It’s hard not to argue that we are currently living in an era of "loud diplomacy" where policy pronouncements come in a very public and assertive manner, later amplified on social media. Therefore, it was interesting to see the Securities and Exchange Commission quietly drop a raft of previously proposed rules carried over from the Gensler Commission1 with no major fanfare.
This is even more unusual given the fact that the vast majority of the 14 previously proposed rules were largely contentious upon their release fuelling much industry debate.
The rules in question had been subject to notices of proposed rulemaking, but on June 12 the SEC formally withdrew them in keeping with previous statements that it would rebalance its priorities under new chair, Paul Atkins. The SEC notice doesn’t elaborate on the reasons for the withdrawals, nor revisit any of the history of the proposals and portrays Chair Atkins as a master of understatement:
"The commission does not intend to issue final rules with respect to these proposals," the notice reads. "If the commission decides to pursue future regulatory action in any of these areas, it will issue a new proposed rule."
Although the nixing of many of the rules was largely expected, the manner and volume of rules withdrawal is substantial and will be largely welcomed by all firms regulated by the SEC.
One of the criticisms of the prior Commission was that there wasn’t enough opportunity to comment or engage with the SEC on the proposals. If any version of these rules does reappear, it is clear there will be ample opportunity to engage and publicly comment upon any fresh proposals.
There will be SEC rulemaking
Nevertheless, new rule proposals remain likely during the remainder of the current administration, including the possibility of revisiting some of the themes and topics that formed part of the now-withdrawn proposals.
Despite this significant rule proposal purge, it is clear that the Commission wishes to put in place a comprehensive regime to address cryptocurrencies and other digital assets.
The omnipresent artificial intelligence debate means that with rapid proliferation of AI tools across the market, the SEC will likely see the need to address it sooner rather than later; however, with a materially different scope and level of detail compared to the previous Gensler-led proposal.
There are also a host of other deliberations, including those related to dual-class structures for mutual funds and ETFs and consideration of allowing more retail access to private market funds.
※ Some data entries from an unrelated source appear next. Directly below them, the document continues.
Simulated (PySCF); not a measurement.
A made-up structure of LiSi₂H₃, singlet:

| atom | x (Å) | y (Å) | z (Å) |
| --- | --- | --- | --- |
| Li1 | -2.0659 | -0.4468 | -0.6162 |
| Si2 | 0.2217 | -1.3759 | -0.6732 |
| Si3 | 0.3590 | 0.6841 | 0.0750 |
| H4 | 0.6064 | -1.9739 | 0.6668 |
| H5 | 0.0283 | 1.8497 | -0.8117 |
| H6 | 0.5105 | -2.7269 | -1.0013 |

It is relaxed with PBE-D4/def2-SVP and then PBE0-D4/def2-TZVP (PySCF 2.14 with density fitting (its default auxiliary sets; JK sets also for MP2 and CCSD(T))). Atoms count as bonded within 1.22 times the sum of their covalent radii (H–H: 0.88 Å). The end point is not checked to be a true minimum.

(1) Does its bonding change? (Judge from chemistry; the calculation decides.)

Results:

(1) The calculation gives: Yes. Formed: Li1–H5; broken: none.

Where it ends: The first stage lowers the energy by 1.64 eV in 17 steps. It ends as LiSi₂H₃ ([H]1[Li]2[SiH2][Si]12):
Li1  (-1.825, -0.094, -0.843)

The Atkins- led SEC is already looking and feeling very different to its predecessor but that doesn’t mean there won’t be plenty to analyze in the coming months. However, it does seem the rulemaking process might be less fractious, and industry will be given more time and more space to comment on any proposals. A more harmonious and dispassionate rulemaking process seems likely which might give some comforting respite from a world which often seems increasingly full of drama and conflict.
1 Gary Gensler served as SEC chair under the Biden administration.